A couple of days ago, I was scrolling through my Twitter feed and saw a plea from filmmaker Scott Derrickson about reading in school. He wrote:

Dear middle school and high school lit teachers, your job isn’t actually to teach kids literature, but to help them fall in love with reading. Giving them classic, high art non-page turners only inoculates them against wanting to read in the future.

I’d like to think I understand where he’s coming from. Considering he’s the mind behind the movie “Doctor Strange,” maybe he was thinking about the kind of kid who wanted to be knee-deep in sci-fi, and hated being made to read Lord of the Flies. I also have one of those kids, but I’m starting to believe that what is best for that kid is the opposite of what Derrickson is proposing.

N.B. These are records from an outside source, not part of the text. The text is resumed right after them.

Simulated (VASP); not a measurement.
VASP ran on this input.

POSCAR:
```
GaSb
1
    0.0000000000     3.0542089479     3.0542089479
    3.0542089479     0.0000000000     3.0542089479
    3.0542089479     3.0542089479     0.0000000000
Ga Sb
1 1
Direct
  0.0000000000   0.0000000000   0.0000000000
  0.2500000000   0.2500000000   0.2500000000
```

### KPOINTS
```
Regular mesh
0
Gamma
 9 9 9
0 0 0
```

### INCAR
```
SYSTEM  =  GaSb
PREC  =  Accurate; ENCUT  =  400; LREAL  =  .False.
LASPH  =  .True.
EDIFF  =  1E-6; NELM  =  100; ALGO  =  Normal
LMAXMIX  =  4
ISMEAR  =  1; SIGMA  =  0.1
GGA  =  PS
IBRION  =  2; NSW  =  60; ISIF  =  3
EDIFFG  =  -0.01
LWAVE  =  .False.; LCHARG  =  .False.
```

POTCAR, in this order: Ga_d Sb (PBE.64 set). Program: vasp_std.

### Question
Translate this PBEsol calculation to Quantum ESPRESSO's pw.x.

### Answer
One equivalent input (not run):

Derrickson’s comment echoes a national trend among schools and educators who believe the primary job of English language arts teachers is to help kids “fall in love with reading.” In my job as an education journalist, I hear all the time how hard teachers are working to encourage kids to love reading, which is great. But I’m not sure that should be the teacher’s primary job, and to illustrate I’ll share a story about my youngest son.

Out of my three boys, ages fifteen, nearly twelve, and eight, the older two enjoy reading, and the third one does not. Even as a baby he hated it. I remember struggling to put him on my lap and read to him. He cried every single time I got out a book. Instead, he always wanted to be moving. Most of all, he wanted to be outside.

He’s now in the third grade, and given the choice of all the activities in the world, he would probably still choose reading as one of the last. He loves building things, throwing baseballs, riding bikes, climbing trees, and making dinner. Our neighbors have a rope swing tied to a tree, and on that swing he can go higher than anyone in the neighborhood.

The one thing school has thankfully done for him is, well—force him to read. And I don’t mean “force” in a harsh way, because reading is what you do at school. He’s accepted that, and through practice at school, he’s become a perfectly good reader.

But he doesn’t love reading—at least not at this point in time. That’s fine with me, because reading is something he desperately needs, even if he doesn’t love it. He might love it later; the only reading material he’s interested in right now is looking at National Geographic, so I have hope. He may never love reading. That’s OK.

But reading the kind of complex texts that great literature provides will make him a much better reader. I’m concerned that “let kids read what they like” will in the future shut him out from the opportunity to read great literature—Shakespeare, Langston Hughes, Toni Morrison, Chekhov, One Hundred Years of Solitude, Their Eyes Were Watching God, Huckleberry Finn. For someone like my youngest, school may be the only place he encounters those (and many other) great works. 

This trend that kids need to love reading, not read great stuff, has caught fire in our local school system. As a result, there is no more Shakespeare or Hughes. In my high school son’s freshman honors English class, he didn’t read a single book or play in its entirety, and was only given short passages of modern, young adult books. Some of these passages were from perfectly good books about great topics, but they were certainly not great books. Certainly not Toni Morrison.

I’m a writer, so I’m all for kids loving to read. I think it’s a great goal, but at school please let’s not make it the only goal. Please don’t isolate kids like my son from the greatest books in the world because they may not like them.

Cognitive scientist Dan Willingham told me once in a slightly different context—I was talking to him about digital reading versus book reading—that reading is an issue of, “It’s watermelon or chocolate for dessert. I love watermelon and so do my kids, but chocolate is more tempting. I want my kids to enjoy chocolate, but I want them to eat watermelon because it’s a little more enriching, a different kind of enjoyment.”

My youngest son needs the watermelon. I like to think that one day he may love reading Julius Caesar or The Arabian Nights, but he won’t ever get the chance. To discover these great works, he will not only have to love reading, but will have to love it so much he’ll have to seek them outside of school. And I don’t think that’s ever going to happen.